Friday, 25 November 2011
PHILIPSBURG–Since the constitutional changes of October 10, 2010, fiscal relations between the Dutch countries have changed and it would be wise to join hands in the negotiations with “big brother” the Netherlands to arrive at an optimal new fiscal agreement, according to PricewaterhouseCooper PwC associates operating in the region.
Since the sixties, the fiscal relations between the Netherlands and the Antilles have been regulated in the so-called Tax Regulations for the Kingdom (BRK). With the dissolution of the Netherlands Antilles, word is out that these regulations are no longer regulated in one new BRK, but in individual mini BRKs, for instance between St. Maarten and Curaçao or Aruba and the Netherlands. “This seems logical, because in this way the specific characteristics of the tax systems of both countries can be taken into account, but it also presents a risk,” according to the experts Roland Brandsma and Suniel Pancham of PwC in the Netherlands, Hans Ruiter PwC Aruba, Steve Vanenburg PwC Curaçao, and Paul van Vliet PwC St. Maarten.

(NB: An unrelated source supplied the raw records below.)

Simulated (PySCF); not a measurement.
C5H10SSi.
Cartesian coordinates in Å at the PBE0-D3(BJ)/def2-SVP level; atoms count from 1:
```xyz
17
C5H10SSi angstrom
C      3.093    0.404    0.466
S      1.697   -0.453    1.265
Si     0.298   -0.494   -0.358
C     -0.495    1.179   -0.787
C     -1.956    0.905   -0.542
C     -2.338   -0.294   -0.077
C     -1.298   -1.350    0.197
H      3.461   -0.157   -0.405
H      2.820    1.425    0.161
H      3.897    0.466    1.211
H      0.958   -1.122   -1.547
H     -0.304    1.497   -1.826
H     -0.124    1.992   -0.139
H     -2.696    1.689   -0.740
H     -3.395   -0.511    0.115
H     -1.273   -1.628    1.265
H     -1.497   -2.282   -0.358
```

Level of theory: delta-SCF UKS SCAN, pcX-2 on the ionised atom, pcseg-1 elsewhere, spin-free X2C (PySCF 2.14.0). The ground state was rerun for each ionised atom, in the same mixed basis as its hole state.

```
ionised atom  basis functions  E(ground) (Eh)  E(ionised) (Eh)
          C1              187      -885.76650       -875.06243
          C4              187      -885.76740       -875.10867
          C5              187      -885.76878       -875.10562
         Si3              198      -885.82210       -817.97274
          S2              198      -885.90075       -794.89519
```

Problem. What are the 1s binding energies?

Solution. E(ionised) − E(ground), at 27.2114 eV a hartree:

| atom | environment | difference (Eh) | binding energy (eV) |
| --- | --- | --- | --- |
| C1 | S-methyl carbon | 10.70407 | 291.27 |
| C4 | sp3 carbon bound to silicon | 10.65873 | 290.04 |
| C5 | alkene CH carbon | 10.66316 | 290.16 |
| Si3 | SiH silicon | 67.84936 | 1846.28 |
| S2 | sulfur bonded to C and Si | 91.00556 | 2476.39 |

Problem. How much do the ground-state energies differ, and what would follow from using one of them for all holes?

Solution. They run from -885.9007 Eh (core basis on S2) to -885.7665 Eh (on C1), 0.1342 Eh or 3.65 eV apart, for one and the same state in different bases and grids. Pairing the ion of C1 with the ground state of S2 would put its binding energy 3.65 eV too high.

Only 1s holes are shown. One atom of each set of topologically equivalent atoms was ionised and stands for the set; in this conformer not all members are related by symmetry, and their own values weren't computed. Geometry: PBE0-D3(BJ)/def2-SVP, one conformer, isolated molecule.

The three Caribbean countries will each have to negotiate individually with the Netherlands; needless to say that the individual islands find themselves in the “underdog position. Consequently, we advocate that the islands intensively prepare jointly and act united.
“In this way they prevent unnecessary mutual differences and they can conclude an optimal BRK with the Netherlands. It is very well possible, for that matter, to still arrive at one new BRK. The Nordic Convention, a multilateral tax convention concluded between the Scandinavian countries, proves it. This Convention on the one hand observes uniformity as much as possible, and on the other hand makes room for the differences in the various tax systems.”
The experts said that acting jointly is also wise, because the Netherlands announced that it wants to base the fiscal relations with Aruba, Curaçao and St. Maarten on the same foundation as the relations with other contracting countries outside the European Union. “A surprising point of view, given the centuries old Kingdom ties, but particularly also because Aruba, Curaçao and St. Maarten are consequently still not treated the same as EU member states such as Malta or Bulgaria.”
A good example is the dividend tax. For years, European Union (EU) member states have not been allowed to levy dividend tax on dividends within groups of companies. Under the present BRK, the Netherlands already treats the islands worse by levying 8.3 per cent dividend tax.
“This certainly does not benefit the competitive position of the islands. The Netherlands already stated several years ago that it only wants to give up dividend tax if dividend tax is levied on the islands in the event of distribution (which is already the case in Aruba at present, for that matter). It is expected that the Netherlands will (continue to) demand this from Aruba, Curaçao and St. Maarten.”
They added that the question arises “why members of our own countries within the Kingdom are treated worse in a fiscal sense than the member states of the European Union. By adhering to this dividend tax and concluding mini BRKs with probably a worse fiscal starting position for the islands than the European member states, the Netherlands does not seem to take its responsibility for the further, necessary economic development of the other countries of the Kingdom seriously. This should never be allowed, in our opinion, and therefore we say: Dutch Caribbean, watch your affairs!”